2. Verify determinism policy enforcement:
- No retry masking (`--retries=0` for gate runs).
- No quarantine lists or temporary excludes.
- No did-not-run allowance for any frozen matrix row.
3. Confirm frozen matrix success scope for unblock:
- Aggregate result is exactly `0 failed / 0 skipped / 0 did-not-run`.
Gate:
- QA unblock is denied unless the frozen matrix exactly matches expected `pass` for all rows.
Handoff criteria:
- QA Security publishes signed gate verdict: `QA_UNBLOCK_APPROVED` or `QA_UNBLOCK_REJECTED`, with matrix evidence.
Complexity: Medium
### Phase 6: DevOps ownership for CI parity and handoff
Owner: DevOps
Work packets:
1. Reconcile outputs with:
- `docs/plans/CI_REMEDIATION_MASTER_PLAN.md`
- `docs/reports/e2e_skip_registry_2026-02-13.md`
- `docs/reports/e2e_fail_skip_ledger_2026-02-13.md`
2. Confirm no reintroduced skip debt in targeted suites.
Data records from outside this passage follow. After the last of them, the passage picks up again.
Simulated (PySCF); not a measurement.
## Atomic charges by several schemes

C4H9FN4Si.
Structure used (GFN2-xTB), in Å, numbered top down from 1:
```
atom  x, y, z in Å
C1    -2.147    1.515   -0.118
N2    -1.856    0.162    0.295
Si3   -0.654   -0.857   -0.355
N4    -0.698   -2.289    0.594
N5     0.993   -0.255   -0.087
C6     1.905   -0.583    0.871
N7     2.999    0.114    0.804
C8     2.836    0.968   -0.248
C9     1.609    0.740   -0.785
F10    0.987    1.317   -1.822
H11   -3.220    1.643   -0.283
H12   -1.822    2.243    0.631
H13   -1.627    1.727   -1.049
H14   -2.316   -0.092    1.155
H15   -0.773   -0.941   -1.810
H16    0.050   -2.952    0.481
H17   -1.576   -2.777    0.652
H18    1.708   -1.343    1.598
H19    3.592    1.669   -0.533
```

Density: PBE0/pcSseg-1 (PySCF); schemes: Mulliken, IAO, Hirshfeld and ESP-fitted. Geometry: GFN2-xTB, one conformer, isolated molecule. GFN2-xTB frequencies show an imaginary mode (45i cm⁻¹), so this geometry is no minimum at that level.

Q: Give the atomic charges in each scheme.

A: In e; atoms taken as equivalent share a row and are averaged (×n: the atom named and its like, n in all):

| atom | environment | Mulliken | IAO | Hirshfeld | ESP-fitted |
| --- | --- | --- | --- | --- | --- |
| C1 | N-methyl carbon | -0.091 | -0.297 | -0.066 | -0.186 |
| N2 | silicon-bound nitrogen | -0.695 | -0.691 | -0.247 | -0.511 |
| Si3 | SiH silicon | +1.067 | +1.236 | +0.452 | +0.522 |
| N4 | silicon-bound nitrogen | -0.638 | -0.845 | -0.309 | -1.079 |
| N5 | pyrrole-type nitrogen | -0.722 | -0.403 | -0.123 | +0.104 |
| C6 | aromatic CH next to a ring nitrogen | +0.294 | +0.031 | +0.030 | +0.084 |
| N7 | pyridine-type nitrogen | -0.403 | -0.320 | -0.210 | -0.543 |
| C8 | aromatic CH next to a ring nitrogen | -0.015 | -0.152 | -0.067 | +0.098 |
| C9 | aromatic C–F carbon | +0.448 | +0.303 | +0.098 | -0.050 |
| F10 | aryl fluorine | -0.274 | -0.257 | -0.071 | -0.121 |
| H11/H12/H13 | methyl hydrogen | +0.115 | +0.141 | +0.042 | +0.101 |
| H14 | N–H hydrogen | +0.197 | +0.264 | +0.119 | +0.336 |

3. Verify CI command parity with local execution.
4. Ensure CI gate commands validate against the same frozen matrix and determinism policy.
Gate:
- No Supervisor handoff until CI parity and frozen-matrix enforcement are confirmed.
Handoff criteria:
- DevOps provides final execution package with environment-gate record, QA Security verdict, and CI parity evidence.
Complexity: Medium
## 5. Config Review and Required Recommendations
### 5.1 `.gitignore`
Recommendation:
- Add/normalize ignores for root-level generated outputs that should never be committed:
- `playwright-report/`, `test-results/`, `.playwright-artifacts/` (if used), `coverage/e2e/` artifacts policy-defined.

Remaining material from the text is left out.